A day after hitting the lowest levels in more than 2 months, mortgage rates bounced back up today.  The good news is that they didn't land too far from yesterday's levels in the grand scheme of things, and are still technically closer to the bottom of their March/April range. 

Part of today's reversal had to do with the fact that bonds are caught up in market movements that follow geopolitical risk.  Specifically, to whatever extent some sort of military confrontation with Syria and Russia looked imminent yesterday, rates benefited because some investors were seeking safe havens in the bond market.  Excess demand for bonds pushes rates lower.  When Trump pushed back on that notion overnight, the safe haven trade went the other way.  

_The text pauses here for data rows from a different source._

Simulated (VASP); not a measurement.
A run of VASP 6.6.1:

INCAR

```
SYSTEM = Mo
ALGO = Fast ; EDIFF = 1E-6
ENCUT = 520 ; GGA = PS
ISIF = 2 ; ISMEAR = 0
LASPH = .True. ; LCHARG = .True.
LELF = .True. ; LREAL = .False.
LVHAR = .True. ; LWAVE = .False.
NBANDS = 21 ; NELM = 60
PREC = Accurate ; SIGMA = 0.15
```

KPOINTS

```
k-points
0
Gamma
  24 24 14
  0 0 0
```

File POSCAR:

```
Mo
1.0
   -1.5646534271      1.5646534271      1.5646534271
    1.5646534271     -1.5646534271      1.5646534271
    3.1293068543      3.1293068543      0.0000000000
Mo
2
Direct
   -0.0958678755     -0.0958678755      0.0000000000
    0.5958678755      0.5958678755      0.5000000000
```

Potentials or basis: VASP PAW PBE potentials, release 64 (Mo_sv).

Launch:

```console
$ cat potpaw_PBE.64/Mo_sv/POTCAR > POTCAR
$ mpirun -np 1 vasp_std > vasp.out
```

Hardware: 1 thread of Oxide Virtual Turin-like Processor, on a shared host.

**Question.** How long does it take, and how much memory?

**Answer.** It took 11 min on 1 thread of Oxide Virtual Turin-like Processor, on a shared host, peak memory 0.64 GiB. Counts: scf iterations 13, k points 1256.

Syria is more of a diversion when it comes to rate movements.  Granted, it could end up being a big deal, but it's just a talking point for now.  The broader issue of the potential trade war has been doing more to influence stocks and bonds.  Then today, the culmination of this week's Treasury auction process (scheduled sales of the government debt that drives interest rate momentum in the US) accounted for specific pressure on bond markets.  The net effect was only as modest as it was because the bonds that underlie mortgage rates are a degree of separation removed from Treasuries.  From there, mortgage lenders are another degree further removed.  If we look directly at Treasuries, we see that it was the worst day of losses in over a month and thus, a warning about a potential shift in the relatively friendly rate momentum of late.

Loan Originator Perspective

The rubber band was stretched too far and has now snapped back. Lock at application until further notice. -Al Hensling, Mortgage Originator 

Today's Most Prevalent Rates

  • 30YR FIXED - 4.5%
  • FHA/VA - 4.25%
  • 15 YEAR FIXED - 3.875%
  • 5 YEAR ARMS -  3.5-3.75% depending on the lender

Ongoing Lock/Float Considerations

  • 2017 had proven to be a relatively good year for mortgage rates despite widespread expectations for a stronger push higher after the presidential election in late 2016. 

  • While rates remain low in absolute terms, they moved higher in a more threatening way heading into the beginning of 2018

  • The scariest part of the move higher looks like it ended as of early February, and rates have been generally sideways since then

  • Even so, the potential remains for more weakness (i.e. higher rates).  It makes more sense to remain defensive (i.e. more inclined to lock) until we've seen a more convincing shift lower.
  • Rates discussed refer to the most frequently-quoted, conforming, conventional 30yr fixed rate for top tier borrowers among average to well-priced lenders.  The rates generally assume little-to-no origination or discount except as noted when applicable.  Rates appearing on this page are "effective rates" that take day-to-day changes in upfront costs into consideration.